I don’t use that word often, but I couldn’t come up with another one. Maybe it’s a bit harsh, but something he’s doing really burns me. The kooks over at the Westboro Baptist Church were planning on protesting the funerals of the Virginia Tech shooting. It’s a cowardly, lower than low, garbage act that only a complete piece of garbage would take part in, hence the fact that it attracted these kooks like a bright light attracts moths.
But that being said, it is also their constitutional right to do so, and Mike Gallagher is doing nothing more than silencing the free speech rights of others here…
You may recall that when they were planning to protest outside the funerals of the slain Amish children in Pennsylvania, I offered an hour of airtime on my radio show to Westboro Baptist Church in exchange for their written promise to stay out of Pennsylvania and leave those grieving families alone. They accepted my offer and were guests on my show for an hour. When I found out that they were planning to hold protests outside the Virginia Tech victims funerals, I’ve made the decision to offer them more airtime. On Tuesday, April 24, Shirley Phelps-Roper and other members of Westboro Baptist Church will be my in-studio guests for the entire program. They have formally announced that they are cancelling all of their scheduled protests for the Virginia Tech shooting victims funerals as a result of receiving this invitation to be on my show.
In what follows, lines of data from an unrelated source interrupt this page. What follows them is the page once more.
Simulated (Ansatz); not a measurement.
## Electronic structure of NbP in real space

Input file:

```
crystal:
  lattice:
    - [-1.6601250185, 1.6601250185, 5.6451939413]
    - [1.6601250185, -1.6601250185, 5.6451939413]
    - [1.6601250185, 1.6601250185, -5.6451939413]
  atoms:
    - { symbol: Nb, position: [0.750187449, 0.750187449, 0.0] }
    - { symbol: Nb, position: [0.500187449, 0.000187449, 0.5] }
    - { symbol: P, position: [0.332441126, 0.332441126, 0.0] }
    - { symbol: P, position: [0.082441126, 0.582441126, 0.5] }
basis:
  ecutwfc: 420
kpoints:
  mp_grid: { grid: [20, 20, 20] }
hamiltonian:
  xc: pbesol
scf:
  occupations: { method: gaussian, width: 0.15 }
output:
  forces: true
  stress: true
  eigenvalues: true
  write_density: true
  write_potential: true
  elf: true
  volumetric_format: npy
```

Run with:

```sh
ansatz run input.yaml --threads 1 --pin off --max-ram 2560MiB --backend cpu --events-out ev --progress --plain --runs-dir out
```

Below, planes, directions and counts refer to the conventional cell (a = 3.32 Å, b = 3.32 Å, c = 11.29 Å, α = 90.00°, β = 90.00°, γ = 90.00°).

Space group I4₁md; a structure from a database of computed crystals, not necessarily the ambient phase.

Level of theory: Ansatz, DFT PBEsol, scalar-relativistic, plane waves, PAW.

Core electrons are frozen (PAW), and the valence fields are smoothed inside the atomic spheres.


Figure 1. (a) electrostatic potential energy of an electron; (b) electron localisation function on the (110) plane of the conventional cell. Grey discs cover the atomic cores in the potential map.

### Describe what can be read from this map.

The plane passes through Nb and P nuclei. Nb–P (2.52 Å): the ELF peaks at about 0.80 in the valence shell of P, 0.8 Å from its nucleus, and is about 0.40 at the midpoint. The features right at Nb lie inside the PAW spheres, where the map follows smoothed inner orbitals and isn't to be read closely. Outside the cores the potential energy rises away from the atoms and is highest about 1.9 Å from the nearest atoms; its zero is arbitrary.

Congratulations, Mike. I should also post his weak explanation:
I know that many people disagree with my decision. I have also received many notes and calls of support. Please allow me to state why I’m doing this: I truly feel called, on a spiritual level, to allow my radio show to be a tool that prevents these angry, hateful people the opportunity to hurt grieving families. I fully comprehend the arguments against doing this (“giving in to ‘terrorists’, “allowing them a national platform”, etc.) but my heart is telling me to do something positive here. If my radio show can prevent a circus atmosphere of protests, counter-protests, police protection, and media coverage from taking place in front of churches where grieving families are trying to say good-bye to their loved ones, then I think that’s a good thing. I feel with all of my heart that this is the right thing to do.
No it isn’t. It’s a self-aggrandizing load of crap.
No one is agreeing with what those pieces of trash have to say. Hell, Shirley Phelps Roper left a pretty scathing and incoherent comment on my last post about her proving that her education level is probably one step higher than that of a 7 year old, but even so, I never deleted her comment, and I invite people like her and her slimy family to post here any time they want because I believe that the only way to have an open honest discussion about ideas is to hear all of them. You can argue with them. You can call people names. You can spit at their feet if it makes you feel better.
In the end, however, you don’t protect speech by silencing it.
Over the years, anyone can tell you I’m a free speech absolutist. I believe people have a right to say whatever the hell they want, and you do not have a right to not be offended. I don’t care if people say the most hateful thing you’ve ever heard; that’s the penalty you pay for living in a free country.
I’m sure Gallagher got a lot of happy pats on the back from various people around the country. I’m sure this raised his profile from obscure to semi-obscure. I’m even sure that he probably made a few friends and admirers doing this.
But, when all is said and done, Mike Gallagher has done nothing to promote the ideals of this country; ideals he supposedly believes in above all else. At the top of that list is freedom of expression, and that right isn’t tied to who you are or what you’re saying.